Monica Garcia of Mas Madrid (a left-wing group whose national party are propping up the national PSOE – Podemos Government) would respond by mockingly making a gesture (that to some looked like she was pointing a pistol) on the other side of the chamber. I look forward to hearing from people back in the UK that European politics is more consensus based because the chamber is a circle…
Two weeks ago, I said we were heading towards new elections and sure enough, the day after we posted here the Speaker of Catalonia would announce that elections would take place on February 14th next year after the (now ex) President Quim Torra was disqualified by the Spanish Courts. Once again though, when it comes to elections in Catalonia, nothing is ever easy. There is talk that this is not even possible as a Vice President or Acting President has no right to call elections, so the Catalan Parliament will have to select one first before we can get to that stage.
If they do, I am almost expecting at this stage that person to get the boot from the Spanish Court and indeed I am half expecting that the Barcelona Football Club elections next year will be broken up, as Spanish police smash though the windows of Camp Nou and take any ballot boxes in sight. It is probably not a sign of a healthy democracy that even sad obsessives like me who follow this stuff are struggling to keep up with how many Catalan politicians are in a prison, disqualified or on the run.

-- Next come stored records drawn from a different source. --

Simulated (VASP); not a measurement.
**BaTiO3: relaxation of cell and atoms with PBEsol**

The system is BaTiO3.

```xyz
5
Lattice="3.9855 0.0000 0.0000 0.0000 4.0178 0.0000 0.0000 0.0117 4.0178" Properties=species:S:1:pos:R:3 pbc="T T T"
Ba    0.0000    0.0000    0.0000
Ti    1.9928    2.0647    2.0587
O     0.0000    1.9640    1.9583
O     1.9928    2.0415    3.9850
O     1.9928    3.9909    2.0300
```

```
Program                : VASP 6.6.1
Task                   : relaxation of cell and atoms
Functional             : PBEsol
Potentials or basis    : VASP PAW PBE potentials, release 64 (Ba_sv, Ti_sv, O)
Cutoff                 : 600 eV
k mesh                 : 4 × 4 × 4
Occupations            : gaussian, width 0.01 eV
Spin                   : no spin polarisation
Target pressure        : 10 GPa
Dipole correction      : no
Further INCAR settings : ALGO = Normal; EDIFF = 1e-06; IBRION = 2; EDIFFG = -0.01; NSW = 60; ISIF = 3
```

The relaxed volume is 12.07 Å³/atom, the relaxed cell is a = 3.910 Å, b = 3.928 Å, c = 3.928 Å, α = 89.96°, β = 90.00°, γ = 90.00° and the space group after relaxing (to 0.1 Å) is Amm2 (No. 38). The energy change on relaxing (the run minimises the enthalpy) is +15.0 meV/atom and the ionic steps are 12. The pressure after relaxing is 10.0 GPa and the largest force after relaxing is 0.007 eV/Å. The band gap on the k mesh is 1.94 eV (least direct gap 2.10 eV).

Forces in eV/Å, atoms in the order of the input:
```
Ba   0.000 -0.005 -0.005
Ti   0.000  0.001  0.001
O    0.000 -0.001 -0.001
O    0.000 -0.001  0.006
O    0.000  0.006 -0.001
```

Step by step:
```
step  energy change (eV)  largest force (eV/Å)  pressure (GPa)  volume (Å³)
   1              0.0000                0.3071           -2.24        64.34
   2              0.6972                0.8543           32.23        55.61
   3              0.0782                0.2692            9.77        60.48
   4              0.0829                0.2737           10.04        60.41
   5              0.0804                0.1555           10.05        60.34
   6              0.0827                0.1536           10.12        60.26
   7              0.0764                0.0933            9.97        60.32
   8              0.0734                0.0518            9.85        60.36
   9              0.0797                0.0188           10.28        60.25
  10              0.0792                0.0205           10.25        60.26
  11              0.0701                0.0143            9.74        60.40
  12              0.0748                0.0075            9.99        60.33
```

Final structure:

But should another election take place next year, what (apart from everyone switching from being an American political expert to a Catalan political expert in time for the next election) would we be looking out for? Well, although the previous election delivered a majority of seats for the referendum supporting parties, they have never claimed a majority of the vote. Are they on course to do that? Polling would suggest not, showing the main separatists in Junts per Catalunya and Esquerra Republicana de Catalunya just shy of 45% and when you add the votes of Candidatura d’Unitat Popular, they are short the 50%. That really seems the only thing at stake here, if they can get more than 50%, we have a story. If not than I suspect the only change will be the political party of the next Catalan President to be barred from future elections.
So, if nothing is changing for the separatists, what about the others? Well as mentioned before, it follows the story we are seeing at the last general election. Ciudadanos will be squeezed from their historic result of 2017 that pushed them into national prominence with over a million votes and 36 seats back to trying to cling on. The others are shuffling but again, just as in the national election following Catalonia’s referendum, Vox are set to breakthrough into the Catalan Parliament for the first time in their history. Unless the separatists can get more than 50% of the vote, it looks likely that Vox will be the real winners of an election.
In the early part of the 20th century, Spain was a politically divided nation with support for the Monarchy crumbling and a sizeable amount of Catalunya wishing to see itself leave Spain. These forces would end with a Spanish state tearing itself apart. 80 years on from the death of Lluís Companys we can repeat the old adage. History doesn’t repeat itself but it often rhymes.